Now the advertising part ends and we get into the discussion.

„Where do you think the industry is positioned right now? You are working with early adopters, you maybe changed your direction (e.g. Linden Lab quite a lot). What will hapen the next 12-24 months?“

Dick Davies: Take up time of getting into virtual worlds is usually far longer than you expect. There is technological acceptance by the IT department, then there is social adoption as the next step. All this can take many years. Look at email and how managers couldn’t type so that secretaries had to do that for them. Unless a new generation was coming in email wasn’t so accepted.

Where are we: Olive platform never was in the consumer space, always in the business space. Our early adopters are usually in the areas which are security and other areas. For them the use cases is straightforward. They will also continue. So they use simulations instead of causing mayhem in a city.

For the corporate business world we are still in the email adoption phase. In 5 years maybe we see traction there.

Mirko Casper: We are serious about the consumer space. Many areas are a long way in coming. Look at mobile ads or ecommerce. We are in the very early beginning. It’s hard to say what’s gonna pickup first. In the consumer space there is already the time to experiment and test it and people are already doing that.

Also if you look at marketing spendings esp. these days more and more companies come to the conclusion that they need to look at the new markets/channels. The same might be true with newspaper publisher who ignored it for too long.

If you start smart and early and test around even in the marketing space there are enough consumers to start testing!

Clare Rees (why should companies try it out now?): We would say: Look at the benefits of collaborating/cost saving. It is about experimenting, about starting. New technologies are usually hyped by tech analysts (example Forrester). But now they are giving much more realistic advice and telling people what they need to care about when entering virtual worlds.
Businesses are starting to understand the value they might retrieve through virtual worlds.

Same was true for homepages („Why do we need a website?“). These things will come though and she sees the same thing happening with virtual worlds.

„The specific fields we see right now emerging. If you follow the media hype and topics/agendas at various conferences you can see that there has been a shift from brand marketing to remote training, education. And in the face of the current crisis and cutting spending this might be interesting. Maybe everybody can tell about a case where cost spending happened“.

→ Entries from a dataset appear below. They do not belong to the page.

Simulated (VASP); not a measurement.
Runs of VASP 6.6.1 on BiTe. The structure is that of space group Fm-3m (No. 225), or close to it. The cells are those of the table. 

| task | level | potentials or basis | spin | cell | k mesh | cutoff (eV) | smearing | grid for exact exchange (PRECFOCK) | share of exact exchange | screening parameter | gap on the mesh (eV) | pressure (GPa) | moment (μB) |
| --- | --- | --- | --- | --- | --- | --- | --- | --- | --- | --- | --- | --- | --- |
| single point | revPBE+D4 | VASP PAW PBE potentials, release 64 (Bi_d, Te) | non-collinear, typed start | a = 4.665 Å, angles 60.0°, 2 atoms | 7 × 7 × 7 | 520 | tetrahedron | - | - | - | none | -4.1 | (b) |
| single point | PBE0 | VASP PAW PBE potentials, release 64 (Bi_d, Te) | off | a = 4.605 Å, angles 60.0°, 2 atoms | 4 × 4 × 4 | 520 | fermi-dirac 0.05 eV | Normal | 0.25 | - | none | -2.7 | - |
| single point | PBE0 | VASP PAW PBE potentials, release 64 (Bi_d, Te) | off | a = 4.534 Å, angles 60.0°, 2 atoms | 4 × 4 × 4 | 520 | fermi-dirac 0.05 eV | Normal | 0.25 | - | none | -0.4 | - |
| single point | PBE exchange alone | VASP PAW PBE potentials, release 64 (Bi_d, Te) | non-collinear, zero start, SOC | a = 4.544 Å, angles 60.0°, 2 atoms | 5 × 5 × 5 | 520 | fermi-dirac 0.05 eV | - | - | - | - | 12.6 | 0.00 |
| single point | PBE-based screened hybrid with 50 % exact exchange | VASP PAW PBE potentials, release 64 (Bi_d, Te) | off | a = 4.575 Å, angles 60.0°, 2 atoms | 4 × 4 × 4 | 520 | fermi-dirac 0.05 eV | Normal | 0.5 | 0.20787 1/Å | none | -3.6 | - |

Mirko Casper: Singapore is doing brand management in there and they see virtual worlds also as a solution and thus are investing in it. They want a place for their merchants etc. to engage in a more immersive environment. They also bring their own audience to the party. Other applications are opening a new shop both in real and virtual Berlin.

Virtual worlds is more about engagement with your existing audience. Also for other applications like training or simulation: The ones who have the most pain (because e.g. simulation is costly) will be the first to test it out.

If you bring your own audience and if you are an early adopter you can start now.

Dick Davies: Two groups of customers: The first one uses the platform directly and internally. The second one creates special applications (like traffic accident simulations) and sell these to other parties.

Examples where people get direct benefit: First type of customer might use it because they want to cut travel costs. They are building it now for a big, global company.

Another example for second sort of customer is in the UK where a company wants to train motorway incident training. This is very costly in real life but easier to do in virtual worlds. Once you have built it you can also sell it to other people because everybody has motorways.

In the future everything will be built virtually before it’s actually built.

Clare Rees: A well documented case study shows a project by IBM who do a big conference purely virtual in Second Life. Usually they fly everybody to one place but last year they did it in Second Life only. They saved 4/5th of the costs of the normal conference. They also gave feedback that it was a really good experience in the virtual world, comparable to real life. IBM is also one of the few companies who right now can quantify the ROI instead of just „feeling“ it.

They are seeing that type of measurement a lot. A lot of businesses are also experimenting. They might not go into that just because of the ROI but mostly for the experiment.

„There is a new quality of experience in virtual worlds. These worlds might even change organizational structures and the way companies work. How does this might look like?“

Dick Davies: A difficult question. He used to run a conference in Berlin in 1995. The takeup of these new technologies is taking longer than expected (because of social implications). The question is what the addition of a new technology to the mix of email/CMS etc. might result in.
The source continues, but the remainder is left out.